Q&A: Tariff proposals for GP trainees
What will the proposed training tariff mean for training practices and GP trainees?
What are the current arrangements for paying GP trainees?
As it stands, practices are reimbursed the full salary of trainees by Local Education & Training Boards (LETBs), and previously by deaneries. They are also given a £7,600 trainer’s grant per year.
What is being proposed?
The Government said in an impact assessment at the start of the year that it wants all providers to contribute to trainees’ salaries to cover the service element of their roles. The business plan from Health Education England, released on 10 July, confirmed that it aims to introduce tariffs by April 2014 to standardise how much training practices receive for providing training, and this could take the form of charging them for part of the trainees’ salaries.
How much are the tariffs likely to be?
There is no indication as yet. However, the impact assessment said the preferred option for secondary care providers was to provide 50% funding of the trainees’ salary plus a ‘placement rate’.
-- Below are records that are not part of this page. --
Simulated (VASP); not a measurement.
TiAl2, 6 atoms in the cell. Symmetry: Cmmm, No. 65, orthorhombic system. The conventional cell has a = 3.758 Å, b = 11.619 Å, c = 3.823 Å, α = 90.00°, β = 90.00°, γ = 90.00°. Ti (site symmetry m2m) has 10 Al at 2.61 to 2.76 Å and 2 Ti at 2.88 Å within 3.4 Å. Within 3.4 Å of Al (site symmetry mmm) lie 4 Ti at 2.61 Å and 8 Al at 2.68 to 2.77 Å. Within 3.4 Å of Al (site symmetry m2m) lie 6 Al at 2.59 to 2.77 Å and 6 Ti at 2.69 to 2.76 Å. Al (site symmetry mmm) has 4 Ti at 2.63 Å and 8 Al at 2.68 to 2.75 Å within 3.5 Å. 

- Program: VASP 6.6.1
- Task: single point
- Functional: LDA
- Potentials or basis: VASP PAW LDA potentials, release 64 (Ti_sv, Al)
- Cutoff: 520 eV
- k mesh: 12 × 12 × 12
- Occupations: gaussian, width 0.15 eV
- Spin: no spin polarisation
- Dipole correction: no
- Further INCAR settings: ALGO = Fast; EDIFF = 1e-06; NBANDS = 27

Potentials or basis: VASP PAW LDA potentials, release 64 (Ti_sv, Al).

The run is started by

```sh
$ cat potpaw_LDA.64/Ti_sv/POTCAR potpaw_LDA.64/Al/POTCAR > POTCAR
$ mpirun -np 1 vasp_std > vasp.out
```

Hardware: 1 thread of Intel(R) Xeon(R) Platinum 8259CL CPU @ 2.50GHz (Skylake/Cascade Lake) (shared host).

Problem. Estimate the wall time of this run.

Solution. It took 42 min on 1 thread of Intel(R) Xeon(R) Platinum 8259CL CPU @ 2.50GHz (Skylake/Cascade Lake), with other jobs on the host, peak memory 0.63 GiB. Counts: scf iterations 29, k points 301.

Has this been proposed before?
Pulse revealed last year that the Committee of General Practice Educational Directors (COGPED) was trying to convince the Government to introduce a tariff to cover the cost of final year trainees providing service in the transitional year from three-year to four-year training. The Government also mooted plans to impose a ‘training levy’ on all practices to pay for LETBs, but it later dropped this following opposition from GPs.
What does the BMA think?
The BMA says that the plans could have a drastic effect on whether practices take on GP trainees. GPC negotiator Dr Beth McCarron-Nash says: ‘It is about their training needs, not about the service needs of their practice. They remain supernumerary. It is very different to having a salaried GP, who is an integral part of the workforce. GP trainees take holiday when they want, they go on training courses and training practices do not rely on them to service provision.’
What happens next?
It is highly likely that these tariffs will be discussed as part of the contract negotiations for junior doctors and GP registrars, in which the GPC will be represented. These negotiations are likely to begin in the autumn.
What are the wider implications of the training tariff?
Dr McCarron-Nash says that practices won’t be able to afford to continue training if a tariff is imposed on them. This could have disastrous implications for the future of workforce planning at a time when the Government is falling short its attempts to recruit 3,250 trainees a year by 2015.